Distributists almost always have one political economist they detest more than all the rest . . . which is saying a lot. That is that Mean Ol’ Adam Smith, whose “invisible hand” argument has sometimes been characterized as attempting to substitute for the Hand of God.
That’s kind of . . . dumb. The invisible hand is Smith’s metaphor of the economic system with proper internal controls. If the system is properly designed, it will run almost automatically as if it were guided by an “invisible hand” so that things always work out properly. The fact that Smith’s system was not properly designed is another matter, and an argument for another day.
Our interest today is Smith’s first principle of economics. As he put it in The Wealth of Nations, this can be stated quite simply as “Consumption is the sole end and purpose of all production.”
Smith’s first principle leads naturally into Say’s Law of Markets . . . and (as we might expect), Jean-Baptiste Say is probably second on the list of political economists people love to hate. And yet, like Smith’s invisible hand, Say’s Law is nothing more than common sense.
To explain Say’s Law, all other things being equal, there are only two ways to consume: produce for your own consumption directly with your land, labor, or capital, or to trade to others to be able to consume what they produce with their land labor, or capital. Thus, what is produced tends to be what people want or need, without stimulating artificial demand for unnecessary or unwanted production produced only for profit: production equals income, and supply generates its own demand, and demand, its own supply.
Ironically, Say best explained the law named after him (he didn’t invent it, but gave it its clearest expression) in refuting the theories of the third political economist on the list of those people love to hate: the Reverend Thomas Malthus. Under the Malthusian Spell, for over two centuries most experts have concluded that for there to be economic growth, the rate of population growth must be reduced; there are too many people.
Bologna, said Say and a number of others, such as John Weyland, a political economist people would probably love to hate if they knew anything about him. Weyland’s anti-Malthusian theory irritated more experts than Adam Smith.
Weyland’s theory is that the rate of population growth varies inversely — and naturally — with the standard of living. Thus, as living standards rise, the reproductive rate decreases, and as living standards fall, the reproductive rate increases in response. Confusing cause and effect, however, many authorities following Malthus have assumed that rising standards of living are caused by reducing population growth, not that the rate of population growth is reduced by raising the standard of living.
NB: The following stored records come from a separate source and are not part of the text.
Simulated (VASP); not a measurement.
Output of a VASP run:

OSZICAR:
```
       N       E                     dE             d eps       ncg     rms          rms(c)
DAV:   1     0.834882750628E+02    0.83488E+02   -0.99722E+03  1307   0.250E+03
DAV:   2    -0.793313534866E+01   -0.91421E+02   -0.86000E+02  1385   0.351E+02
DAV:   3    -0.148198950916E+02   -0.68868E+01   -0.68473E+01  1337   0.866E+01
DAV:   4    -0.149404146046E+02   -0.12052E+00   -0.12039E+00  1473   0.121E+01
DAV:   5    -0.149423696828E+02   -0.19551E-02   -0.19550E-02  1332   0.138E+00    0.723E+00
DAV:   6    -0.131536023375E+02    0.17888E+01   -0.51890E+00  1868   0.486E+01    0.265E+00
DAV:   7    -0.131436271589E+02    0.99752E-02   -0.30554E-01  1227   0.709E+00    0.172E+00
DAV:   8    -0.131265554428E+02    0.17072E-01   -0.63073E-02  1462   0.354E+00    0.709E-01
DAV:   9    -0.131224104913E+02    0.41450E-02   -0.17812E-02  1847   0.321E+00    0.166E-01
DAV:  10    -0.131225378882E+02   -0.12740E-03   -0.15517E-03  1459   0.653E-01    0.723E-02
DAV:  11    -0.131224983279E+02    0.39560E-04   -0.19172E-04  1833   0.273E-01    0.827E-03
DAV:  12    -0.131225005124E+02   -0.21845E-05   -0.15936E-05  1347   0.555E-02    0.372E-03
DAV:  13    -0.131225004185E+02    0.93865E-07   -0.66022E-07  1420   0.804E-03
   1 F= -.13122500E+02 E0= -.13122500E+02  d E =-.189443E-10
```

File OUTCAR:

Under the Banking Principle on which binary economics is based, the amount of money in the system is determined by production — all money comes from production, as it is the medium by means of which I trade what I produce for what you produce. Under the Currency Principle, the amount of money determines production. Thus, under the Banking Principle you need production in order to have money, while under the Currency Principle you need money in order to have production.
Keynesian economics, therefore, assumes as a given that all financing for new capital investment must come out of existing production: past savings. These by definition belong to the currently wealthy, or to the State if it can create money backed by its own debt, thereby effectively abolishing private property.
In Keynesian economics, it is essential that there be great disparities of wealth, and the more expensive new capital becomes, the greater the disparity must be in order to provide savings for new capital formation and job creation. Further, in order to ensure that there is enough savings to form capital, wage earners must spend all of their income to purchase unnecessary or unwanted, even useless goods and services in order to generate more profits for the rich.
This is because the presumed need for unconsumed production to provide savings requires unnecessary production . . . which must be sold to turn it into money savings. The more useless junk people can buy in the Keynesian paradigm, the better the economy runs. Consumer credit is a great boon — for the rich, because it enables people to create money to purchase the excess goods and services, thereby providing the savings Keynes considered essential.
Of course, if new capital formation were financed out of future savings instead of past savings, great wealth disparities, unnecessary production, consumer credit, and a host of other Keynesian fixes would be unnecessary.
That is why, if you want to demonize an economist, you might want to look at Keynes, rather than Adam Smith, Jean-Baptiste Say, or John Weyland.
Or, better yet, don’t demonize anybody, but learn about the Just Third Way.